Bianca Tuckwell begins most mornings by observing the nesting habits of a gregarious Blue Tit in a bird box outside her bedroom window in Surrey, England. "I watch it pop in and out to gather materials,” she tells Co.Design. “I’ll see it pick up a bit of moss and think to myself, ‘Yep, you’re gonna need that.'”
Tuckwell has become intimately familiar with the construction plans of birds--and not just this one--of late. Last winter, when she moved to a “slightly more rural” part of the English countryside, Tuckwell began to notice and admire a number of intricate, abandoned nests hiding within the deciduous trees. And the artistic observation came at just the right time; the University of Creative Arts student was searching for a subject for her final project, something that offered the opportunity to unite still life and studio-based photography into a single, organic series.

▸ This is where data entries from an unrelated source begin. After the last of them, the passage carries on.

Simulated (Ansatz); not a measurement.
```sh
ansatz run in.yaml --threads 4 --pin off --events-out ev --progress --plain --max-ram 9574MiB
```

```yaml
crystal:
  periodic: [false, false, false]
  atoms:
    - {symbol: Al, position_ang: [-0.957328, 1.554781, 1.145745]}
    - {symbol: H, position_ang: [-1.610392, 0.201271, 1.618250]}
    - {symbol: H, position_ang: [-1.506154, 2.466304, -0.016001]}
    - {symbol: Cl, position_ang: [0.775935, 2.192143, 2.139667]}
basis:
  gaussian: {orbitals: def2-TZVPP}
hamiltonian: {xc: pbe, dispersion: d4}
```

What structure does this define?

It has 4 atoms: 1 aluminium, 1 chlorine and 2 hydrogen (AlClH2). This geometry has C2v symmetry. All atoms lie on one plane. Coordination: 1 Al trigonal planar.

Her luck continued in the form of Fred Mills, the father of a good friend from her course, who’d mentioned her project to his bird’s nest-obsessed dad and made the fortuitous introduction. Mills is a carpenter by trade, but has been fascinated by all kinds of roosts for the past “60 years or so,” since he was a curious boy exploring the terrain. “I would always go back and see the babies, but never touched them. I would watch them from eggs until they left, and once they were gone then you could see what the nests were made of,” he says. “They are so delicate in design. One might have a thousand pieces that make it up, each taken on a single trip.”
In what Mills describes as "the off-season," he found nine abandoned specimens. He delivered in boxes to Tuckwell, who handled them with a curator’s care in gloved hands. Over the course of five months, she studied and photographed the set, comparing composition and parts in a kind of artistic ornithological study. “They are just amazing--the variation, the way each is so carefully constructed, using just the right materials in order to protect and raise the young.” Branches and bark, errant threads and forgotten feathers, dried leaves and thin, gnarled twigs: This is what green architecture can only strive for.
Tuckwell named the series "The Growth That Is Our Own Cradle” as a tribute to her father, a man of the land and poet who passed away in 2011; during her own creative process her brother found one of his compositions that contained the titular line. “He absolutely loved nature and the English countryside,” Tuckwell says. “This was an inspiration for me, and throughout the whole project I have felt him close.”